Belgium offers a sophisticated and business-friendly legal environment, but corporate disputes here follow rules that differ materially from those in common law jurisdictions and from neighbouring civil law systems. When a shareholder dispute in Belgium escalates, or when a deadlock paralyses a board, the applicable framework is the Companies and Associations Code (Wetboek van vennootschappen en verenigingen / Code des sociétés et des associations, hereinafter 'CSA'), which entered into force in 2019 and replaced the earlier Companies Code entirely. The CSA introduced significant flexibility in corporate governance while simultaneously sharpening the tools available to minority shareholders and creditors. This article maps the legal landscape for international entrepreneurs: the procedural routes, the protective mechanisms, the costs involved and the strategic choices that determine whether a dispute is resolved efficiently or drags into years of litigation.
Understanding the Belgian framework matters because a common mistake among international clients is to assume that the rules they know from the UK, the Netherlands or Germany apply here. They do not. Belgian courts have their own doctrine on fiduciary duty, on the abuse of majority rights, and on the conditions under which a court will dissolve a company or appoint a judicial administrator. Getting the strategy wrong at the outset - for instance, by filing the wrong type of claim or missing a pre-trial step - can cost months and significant legal fees without advancing the client's position.
The CSA is the primary source of corporate law in Belgium. It governs all Belgian legal entities, from the private limited company (besloten vennootschap / société à responsabilité limitée, 'BV/SRL') to the public limited company (naamloze vennootschap / société anonyme, 'NV/SA') and the cooperative (coöperatieve vennootschap / société coopérative, 'CV/SC'). Each form carries its own governance rules, and disputes must be analysed against the specific provisions applicable to the entity in question.

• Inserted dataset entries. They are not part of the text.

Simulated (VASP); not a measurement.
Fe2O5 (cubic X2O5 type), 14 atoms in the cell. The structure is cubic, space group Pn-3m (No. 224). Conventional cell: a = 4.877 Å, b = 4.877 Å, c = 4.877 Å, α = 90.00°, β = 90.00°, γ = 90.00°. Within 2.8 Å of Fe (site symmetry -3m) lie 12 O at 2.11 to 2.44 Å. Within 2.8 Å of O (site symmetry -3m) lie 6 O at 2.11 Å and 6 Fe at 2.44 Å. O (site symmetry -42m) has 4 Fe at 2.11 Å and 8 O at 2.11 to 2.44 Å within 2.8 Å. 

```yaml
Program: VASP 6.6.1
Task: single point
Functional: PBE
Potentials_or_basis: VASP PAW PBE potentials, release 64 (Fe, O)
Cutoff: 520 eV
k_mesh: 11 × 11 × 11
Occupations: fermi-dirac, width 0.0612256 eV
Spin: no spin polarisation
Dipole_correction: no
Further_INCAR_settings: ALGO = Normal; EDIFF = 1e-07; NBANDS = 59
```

Several provisions of the CSA are directly relevant to corporate disputes:
Beyond the CSA, Belgian corporate disputes are also shaped by the Judicial Code (Gerechtelijk Wetboek / Code judiciaire), which governs procedure, and by a substantial body of case law from the Brussels Enterprise Court (Ondernemingsrechtbank Brussel / Tribunal de l'entreprise de Bruxelles) and the Court of Appeal (Hof van Beroep / Cour d'appel).
The Brussels Enterprise Court has exclusive jurisdiction over most corporate disputes involving Belgian-registered entities. Disputes involving international elements - for instance, a foreign parent company or a cross-border shareholders' agreement - may also engage EU Regulation 1215/2012 (Brussels I Recast) on jurisdiction and the recognition of judgments.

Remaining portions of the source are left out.